Sadness and anger in response to mass shootings
Sadness and anger in response to mass shootings
A three-part series on how to work with disturbing emotions after mass violence. These talks were given after the back-to-back shootings that occurred at the screening of a Batman movie in Aurora, Colorado on July 20, 2012 and at a Sikh temple in Oak Creek, Wisconsin on August 5, 2012.
- Certain emotions in particular come up in response to mass violence
- Sadness is natural and appropriate
- Remember that we are also sentient beings with uncontrolled minds
- The many people we can be angry at in this situation
- Taking-and-giving meditation and generating compassion
We received a request from somebody who watches Bodhisattva’s Breakfast Corner if I would speak a little bit about how to handle the emotions that come up in response to the mass shootings that have been happening. Because in addition to the one in the Colorado theater, then a few days ago there was one racist neo-Nazi guy who killed six people in a Sikh temple outside of Milwaukee.
So, I think everybody’s kind of reeling from having two things so close together, as well as just the simple fact that this country seems to have mass shootings on quite a regular basis. And so a lot of emotions come up.
The specific emotions that come up in response
So, in thinking about it I was thinking of four specific emotions. One might be sadness. Another one, anger. Another one, fear. And then maybe it all fading into apathetic-kind-of-resignation about the situation. And so how to work with these different emotions in a Dharma way so that instead of getting discouraged and cynical, or apathetic, we can keep our hearts open and response in a way where we’re able to keep our optimism and also be able to keep benefiting others.

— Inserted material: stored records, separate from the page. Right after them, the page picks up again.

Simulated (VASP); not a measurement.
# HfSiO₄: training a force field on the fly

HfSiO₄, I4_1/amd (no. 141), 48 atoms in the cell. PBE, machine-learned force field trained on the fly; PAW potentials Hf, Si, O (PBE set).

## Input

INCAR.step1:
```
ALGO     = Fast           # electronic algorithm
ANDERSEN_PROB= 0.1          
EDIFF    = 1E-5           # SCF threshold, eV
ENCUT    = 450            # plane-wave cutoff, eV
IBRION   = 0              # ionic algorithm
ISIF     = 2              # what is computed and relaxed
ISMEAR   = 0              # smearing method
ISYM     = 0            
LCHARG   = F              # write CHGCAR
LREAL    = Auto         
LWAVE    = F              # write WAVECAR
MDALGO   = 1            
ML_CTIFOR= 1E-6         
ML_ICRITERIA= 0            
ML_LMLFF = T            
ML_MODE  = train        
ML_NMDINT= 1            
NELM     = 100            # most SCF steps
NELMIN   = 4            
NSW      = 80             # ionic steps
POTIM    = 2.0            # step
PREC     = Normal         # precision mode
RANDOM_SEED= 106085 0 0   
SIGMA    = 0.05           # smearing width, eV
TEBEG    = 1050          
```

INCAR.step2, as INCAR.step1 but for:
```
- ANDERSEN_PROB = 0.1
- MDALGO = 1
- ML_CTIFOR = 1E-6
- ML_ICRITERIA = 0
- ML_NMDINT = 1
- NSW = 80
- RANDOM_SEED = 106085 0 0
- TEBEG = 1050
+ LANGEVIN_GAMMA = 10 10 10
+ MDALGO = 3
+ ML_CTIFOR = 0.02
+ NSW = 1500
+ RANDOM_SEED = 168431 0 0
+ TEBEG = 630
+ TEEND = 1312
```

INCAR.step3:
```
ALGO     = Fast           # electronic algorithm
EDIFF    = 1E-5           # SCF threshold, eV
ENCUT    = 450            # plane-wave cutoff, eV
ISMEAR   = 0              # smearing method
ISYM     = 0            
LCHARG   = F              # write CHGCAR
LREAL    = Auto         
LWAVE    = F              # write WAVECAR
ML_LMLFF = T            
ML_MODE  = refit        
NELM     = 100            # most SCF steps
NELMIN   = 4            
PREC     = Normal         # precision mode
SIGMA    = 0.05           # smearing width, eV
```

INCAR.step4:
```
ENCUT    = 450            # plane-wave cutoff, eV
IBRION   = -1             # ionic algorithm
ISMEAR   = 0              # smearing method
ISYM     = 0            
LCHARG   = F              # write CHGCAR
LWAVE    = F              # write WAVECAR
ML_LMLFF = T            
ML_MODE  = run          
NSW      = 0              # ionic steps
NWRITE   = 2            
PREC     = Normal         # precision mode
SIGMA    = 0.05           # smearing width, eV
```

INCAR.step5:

So, regarding the sadness … I think sadness is kind of quite a natural thing, and an appropriate emotion experience in confront of this kind of violence. Just the sadness of human beings with uncontrolled minds. And that kind of sadness—that human beings have uncontrolled minds—can lead us to compassion.
Of course, in having that sadness we have to include ourselves in with the rest of the beings who have uncontrolled minds. Okay? Because if we’re sitting apart like we’re very holy and we would never do anything like that, but all these other people have uncontrolled minds, then we’re kind of missing the point that we’re also under the influence of ignorance, anger, and attachment. And that until we eliminate our anger, and our ignorance, there’s absolutely no guarantee that in this life or a future life we wouldn’t do the same kind of violent, horrible action.
And that’s kind of a hard thing to accept. Because we like to think of ourselves as nice people who can restrain ourselves. But I’m sure those people who did those things also thought of themselves that way, and then at one point, you know, the mind snaps, or some previous karma—from habitually doing the action—ripens, and then they’re out of control.
So what I’m getting at is we should never have an attitude of moral righteousness, as if we’re superior to anybody else. But instead use this kind of experience of watching others flip out, or act according to their wrong views, or however you want to frame it, to say, “Okay, I’ve got to be really very firm in my own ethical conduct. You know? And I have to be humble, and not complacent, and work on my own anger, and work on my own violent thoughts and violent tendencies. Because even though we may not do that [these sorts of violent actions], we have our own little realm of violence, don’t we? You know, when we get mad and tell people off. I mean, we can really deeply hurt people.
And so to use that kind of sadness of seeing sentient beings with uncontrolled minds to make our own determination for ethical conduct more resolute. And so in that way something good comes out of the situation. You know?
And you can really see … You know, sometimes—like we have the precept not to kill. And sometimes we just feel, “Well, so what?” But one person having a precept not to kill is a big thing. If this guy outside of Milwaukee, or the guy in Colorado, had that precept and had kept that precept, you know? So much pain would have been avoided. So we shouldn’t underestimate the force of our own Dharma practice and our own ethical conduct. And really encourage ourselves in that way.
So that’s sadness.
Then anger. You know, I think anger kind of comes after the sadness. Sometimes sadness is just a [snaps fingers] blip and then we go right into anger, and our anger could be at quite a number of things.
- Sometimes we’re angry at the perpetrator—the guy who shot the people.
- Sometimes we’re angry at the NRA.
- Sometimes we’re angry at our politicians for not doing anything.
- Sometimes we’re angry at the hate groups.
- Sometimes we’re angry at the mentally ill.
A feeling of helplessness
We can be angry at anybody. But I think the anger comes partly because we feel very helpless in the situation. Like what can we do to prevent this kind of thing? And the people who have the power to enact gun laws, or restrict hate groups, or have better treatment for the mentally ill. The people who have the power to do that seem to be more concerned about their own reelection than about serving the public. I don’t know about you, but that’s kind of, that’s how I look at it.
Do you look at it that way? It’s kind of a cynical viewpoint, but unfortunately, this is … I’m not saying this is true. But that’s the appearance to my mind at this point. Okay?
So it’s quite easy to get angry because we feel so helpless. And like, “Why don’t these other people do something?” Okay?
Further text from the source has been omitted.